It was quite the tableau. There sat the distinguished white-haired federal judge opposite a bank of U.S. senators on the Judiciary Committee. The issue was whether this longtime respected jurist should be confirmed as the next Attorney General of the United States. The question was especially fraught on this occasion because of the dilapidated state of the Justice Department, its independence in question, with the nominee’s predecessor accused of politicizing the agency, serving the president’s interests over the public’s, and even removing U.S. Attorneys for partisan reasons.
The nominee, who was ostensibly chosen for his integrity and perceived ability to restore the independent reputation of DOJ, pledged to block political meddling at the Department, insisted that partisan politics was unacceptable in law enforcement decision-making, and assured senators he would be more arms’ length from the White House than the previous Senate-confirmed occupant of the office.

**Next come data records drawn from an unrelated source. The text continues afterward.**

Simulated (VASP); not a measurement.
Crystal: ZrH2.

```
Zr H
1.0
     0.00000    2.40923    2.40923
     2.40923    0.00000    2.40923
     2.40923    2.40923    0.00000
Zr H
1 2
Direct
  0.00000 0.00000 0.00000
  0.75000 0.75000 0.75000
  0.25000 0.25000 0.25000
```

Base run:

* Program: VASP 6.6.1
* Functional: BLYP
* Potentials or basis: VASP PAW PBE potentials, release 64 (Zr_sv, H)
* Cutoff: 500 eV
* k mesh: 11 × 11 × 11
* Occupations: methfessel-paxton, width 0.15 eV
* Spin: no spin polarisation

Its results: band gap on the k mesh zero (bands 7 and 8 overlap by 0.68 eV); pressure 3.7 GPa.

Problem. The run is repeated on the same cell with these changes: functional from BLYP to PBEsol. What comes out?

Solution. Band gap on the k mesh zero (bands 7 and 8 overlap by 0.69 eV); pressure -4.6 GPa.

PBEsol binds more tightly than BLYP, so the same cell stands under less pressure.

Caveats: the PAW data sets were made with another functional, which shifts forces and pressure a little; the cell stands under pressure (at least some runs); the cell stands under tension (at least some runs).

The scene was October of 2007, and the man in the seat was the former chief judge of the Southern District of New York, Michael B. Mukasey. Yes, I guess history does rhyme. Front and center at Mukasey’s confirmation was the need for a restoration at the Justice Department. I had just spent the better part of that year leading a Senate investigation into the infusion of politics at the agency I loved and had served and, unbeknownst to me, would serve again.
Our investigation prompted at least three other investigations – one by the House of Representatives, one by the DOJ Inspector General, and another by the Office of Professional Responsibility. The Department was forced to fix its hiring practices – in the Honors Program, in the Summer Law Intern Program, and in the Civil Rights Division. During the pendency of the Senate investigation, most of the DOJ leadership resigned under a cloud – the Deputy Attorney General, the Associate Attorney General, the chiefs of staff to both the DAG and the AG, and finally at the end of August 2007, the AG himself departed.
How did DOJ get to such a point? Well, it turns out that Mukasey’s predecessor was also a former judge, Alberto Gonzales, but he appeared not to have developed either Mukasey’s or Merrick Garland’s independent spine. There may be a perception that judges, who in the federal system sit in the most politically-insulated branch of government and are duty-bound to be fair and open-minded in considering cases and controversies, who literally sit above and apart from the other courtroom participants, know to resist politics and patronage and can carry that spirit from the bench to the highest Justice Department perch.
But these qualities and instincts may not have been so nurtured in Gonzales, who, despite being a former judge on the Texas Supreme Court, was not in the federal system, was not life-tenured, and was elected to that office (after first being appointed by his friend Governor Bush).
The concerns about Gonzales’s independence were fully developed and argued during the confirmation process. Rewind 33 months back from Judge Mukasey’s confirmation hearing, to January 2005, right at the start of Bush’s second term. It was my first week on the job as chief counsel to Senator Chuck Schumer and the first order of business was what? Consideration of the nomination of Gonzales — Bush’s best friend and White House counsel — to be Attorney General. The chief confirmation concerns about Gonzales, whom many Democratic senators personally liked, were two-fold: his closeness to President Bush and his involvement in condoning certain treatment of detainees in the wake of 9/11. (Later, Mukasey would also inflame opposition because of his equivocal answers about the legality of waterboarding, but there was no real issue about his relationship with Bush.)
Much of the debate over Bill Barr and Merrick Garland has echoes in the debates over Alberto Gonzales and Michael Mukasey – swirling questions about loyalty versus independence, about politics versus the rule of law.
In the end, Gonzales’s deep friendship with President Bush and the nominee’s inability to reassure on this point, along with other misgivings, made him an unsuitable pick for AG in the minds of 36 Democratic senators, including Schumer.
Only days into the job, I watched the Senator lay out his reasons for voting against Gonzales. Among other things, he said, “Even if you are, as Judge Gonzales is, a good person with top-notch legal qualifications, you still must have the independence necessary to be the Nation’s chief law enforcement officer. The Attorney General is unlike any other Cabinet officer. For all those other Cabinet officers, simply carrying out the President’s agenda is enough. But to be a good Attorney General, unqualified deference to the President is not enough.”
Years after that experience, just this morning, as I searched out that floor speech I helped craft for Senator Schumer to mark his nay vote, I realize the most trenchant line about the nominee was also an accidental haiku:
It is hard to be
a straight shooter if you are
a blind loyalist.
It is hard to be a straight shooter if you are a blind loyalist, indeed. A blind loyalist is what Gonzales turned out to be, along with having poor judgment and leadership skills.
At a time of deep crisis for the Department of Justice, we should be grateful that Merrick Garland, denied a Supreme Court seat, gives every indication of being a straight shooter and a loyalist to the Constitution above all else.